Narrative (Node.js week 1-2)
I've been working on Narrative, a story creation site, in node.js; I'm vacillating about turning it into a Facebook game so I'm not putting all of its source into git just yet but I'm putting useful bits of it into open source, such as deformer, my form generation module. Enjoy!
Some takeaways
I am leaning pretty heavy on the express MVC example. I added a minor patch suggestion to the example that cleans up the way the MVC example handles locals.
Its sometimes tough to figure out what is going wrong if you run a MVC action through the browser. Running test scripts and calling controller module actions can give you better insight into what exactly is going on. Here is the test script I wrote for the story creation action:
var story_module = require('./../controllers/story');
var request = {
flash: function(txt){
console.log('flash: ' + txt);
},
params: {id: 0},
body: {
story: {
title: 'foo',
body: 'bar'
}
}
};
var response = {
render: function(data){
console.log('render: rendering ');
console.log(data);
},
redirect: function (path){
console.log('redirect to ' + path);
}
}
user_module.create(request, response);
Permission/Access control
Although you can probably put access control in the controller modules if you want, I find that putting switches on the mvc module definition to be just as practical:
case 'create':
switch(prefix){
case '/storys':
app.post(prefix + '/:id', user_module.if_logged_in, fn);
break;
default:
app.post(prefix + '/:id', fn);
}
This puts an access control gateway function in front of the controller action for stories but allows unfettered access to all other data saving actions.

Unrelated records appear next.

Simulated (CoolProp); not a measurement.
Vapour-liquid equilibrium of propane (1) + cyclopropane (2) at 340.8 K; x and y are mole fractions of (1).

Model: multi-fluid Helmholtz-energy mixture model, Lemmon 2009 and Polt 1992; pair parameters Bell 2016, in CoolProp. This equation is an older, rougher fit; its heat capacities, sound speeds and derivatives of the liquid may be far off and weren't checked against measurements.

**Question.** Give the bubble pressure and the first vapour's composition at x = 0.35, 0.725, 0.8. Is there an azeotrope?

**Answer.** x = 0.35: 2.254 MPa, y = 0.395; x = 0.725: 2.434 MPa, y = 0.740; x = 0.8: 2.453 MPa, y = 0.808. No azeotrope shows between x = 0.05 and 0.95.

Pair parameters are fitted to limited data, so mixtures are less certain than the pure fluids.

The fact that all controllers run through the same mapping function means that if you have routes that are particular to a module, you have to put them in the same MVC functions that map general (REST/RoR based) actions to CRUD actions.
/* MODULE SPECIFIC ACTIONS */
/* story */
case 'addchapter':
app.get(prefix + '/:id/:chapterid/addchapter', user_module.if_logged_in, fn);
break;
case 'showchapter':
app.get(prefix + '/:id/:chapterid/showchapter', fn);
break;
and so on... Note that because there is no way to discern a static token like "showchapter" from a named variable slot ":id" in the routes, you have to include slots for :id even for action routes for which "id" is not a relevant value, such as creating new records for which the ID hasn't been created yet.
Clean up your actions early and often
One of the problems (or at least situations) with the controller system is that controller modules' actions are name-mapped to the MVC actions mapper; so any functions that can't be concealed inside the closure of a module are better transported to modules of their own. In short, restrict controller module exports to actions and put everything else somewhere else.